Net debt increased to £25,147 million, from £15,049 million at 31 March 2007, as the impact of business acquisitions and disposals, movement in the liability related to written put options and equity dividend payments were partially offset by free cash flow. The impact of foreign exchange rates increased net debt by £3,238 million, primarily as approximately 80% of net debt is denominated in euro and the euro/£ exchange rate increased by 17.2% during the 2008 financial year. 

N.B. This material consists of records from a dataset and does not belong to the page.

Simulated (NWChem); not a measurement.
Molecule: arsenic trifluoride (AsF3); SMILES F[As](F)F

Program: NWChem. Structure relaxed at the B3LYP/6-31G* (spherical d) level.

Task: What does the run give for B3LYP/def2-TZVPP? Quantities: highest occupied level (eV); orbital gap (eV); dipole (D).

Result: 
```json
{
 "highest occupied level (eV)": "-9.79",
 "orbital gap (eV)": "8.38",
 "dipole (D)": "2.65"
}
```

Consistent with the development of its strategy, the Group targets low single A long term credit ratings, with its current credit ratings being P-2/F2/A-2 short term and Baa1 stable/A- stable/A- stable long term from Moody's, Fitch Ratings and Standard & Poor's, respectively. Credit ratings are not a recommendation to purchase, hold or sell securities, in as much as ratings do not comment on market price or suitability for a particular investor, and are subject to revision or withdrawal at any time by the assigning rating organisation. Each rating should be evaluated independently.


SHAREHOLDER RETURNS


Dividends


The Board remains committed to its existing policy of distributing 60% of adjusted earnings per share by way of dividend. The Group targets a low single A rating in line with the policy established by the Board in 2006. The Group has no current plans for share purchases or one-time returns.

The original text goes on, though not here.